Green Waste Becomes Biochar in Izmir

Izmir Metropolitan Municipality transforms green waste from the city's parks into biochar and compost with the waste management initiated by Mayor Dr. Cemil Tugay for a healthy city.

Izmir Metropolitan Municipality reactivated the Biocoal Facility, which was among the election promises of Mayor Dr. Cemil Tugay.

The Department of Parks and Gardens has started working on its Bornova campus to recycle the city’s green waste and return it to nature. Teams are converting pruning waste, green waste such as leaves and grass from Izmir’s parks, and sawdust waste from workshops into natural fertilizer using compost production techniques and the Biochar Facility. The biochar and compost obtained are used as fertilizer in the green areas of Izmir Metropolitan Municipality, giving life to plants, while also preventing carbon emissions.

Providing information about the studies, İzmir Metropolitan Municipality Parks and Gardens Department Agricultural Engineer Muzaffer Komutan said, “Under the leadership of our President Cemil, in our compost and biochar facilities at the MTK campus of our Parks and Gardens Department, we mix the waste coming from our green areas with the animal manure we bring from İzmir Natural Life Park, mature them and obtain fertilizer. In our biochar facility, we obtain plant charcoal as inorganic material by burning the sawdust materials we bring from the workshop and the twig residues we remove from the threshing machine in the biochar machine. As a result, we use the organic and inorganic materials we obtain in a volume of close to 5 thousand cubic meters to improve the structure of our soil in our green areas. In this way, we provide recovery.”

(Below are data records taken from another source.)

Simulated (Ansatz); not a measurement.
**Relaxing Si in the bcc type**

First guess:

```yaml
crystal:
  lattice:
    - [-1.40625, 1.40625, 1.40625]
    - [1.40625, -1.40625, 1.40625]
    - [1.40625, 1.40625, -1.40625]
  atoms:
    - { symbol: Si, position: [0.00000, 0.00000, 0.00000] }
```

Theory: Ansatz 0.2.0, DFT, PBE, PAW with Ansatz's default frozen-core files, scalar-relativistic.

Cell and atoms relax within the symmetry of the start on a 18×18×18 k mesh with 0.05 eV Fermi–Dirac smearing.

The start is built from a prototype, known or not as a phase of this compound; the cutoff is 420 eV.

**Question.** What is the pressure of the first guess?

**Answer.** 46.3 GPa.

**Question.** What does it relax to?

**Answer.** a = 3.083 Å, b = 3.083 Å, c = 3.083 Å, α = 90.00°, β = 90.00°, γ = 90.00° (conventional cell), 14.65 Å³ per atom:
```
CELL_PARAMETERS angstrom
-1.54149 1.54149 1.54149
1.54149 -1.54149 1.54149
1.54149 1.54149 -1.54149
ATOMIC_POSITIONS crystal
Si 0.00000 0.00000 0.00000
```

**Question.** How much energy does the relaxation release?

Expressing that the works have great importance in the development of Izmir’s green areas, Muzaffer Komutan said, “Our works had previously stopped, we reactivated them upon the instructions of our President Cemil. Both facilities are currently operational. We aim to obtain 60 tons of plant coal per year in the biochar facility. We also aim to obtain 4 thousand cubic meters of compost material from compost production. The quality of green areas will visibly increase with the organic and inorganic substances, macro and micro elements we give to our green areas. Previously, green areas were reinforced with animal manure and chemical substances. This is a very important development for both recycling and recovering waste in green areas and increasing the organic structure of our parks in a completely natural way.”

Bilal Kaya, who is responsible for the biochar facility that the Department of Parks and Gardens has revived, said that biochar is primarily produced from plant waste in the facility, whose capacity has been increased and production has been accelerated. Kaya, who stated that normally organic waste releases carbon dioxide and water into the atmosphere as it decomposes, said, “With this activity, we reduce carbon dioxide emissions to nature. By reducing carbon dioxide emissions from waste, we contribute to the vision of reducing our carbon footprint. Because we lock the carbon into the material. When we bury the products that come out of here again, the carbon dioxide that will be released into the atmosphere remains in the soil again.”

Kaya, who stated that biochar is also becoming widespread in the world, said, “The main feature of biochar is that it has a very large surface area along with trapping carbon. The surface area of ​​1 gram of biochar can reach 60-70 square meters. The fact that 1 gram of material has such a surface area contributes to microorganism life in the soil. Soil creatures find a living space in the soil. It facilitates the processing of the soil and allows it to retain water. The soil is exposed to washing during rains. The elements that nourish the soil are lost with the water by washing. Biochar prevents the soil from being washed by holding these elements. In this way, fertilizer application in the soil is reduced.”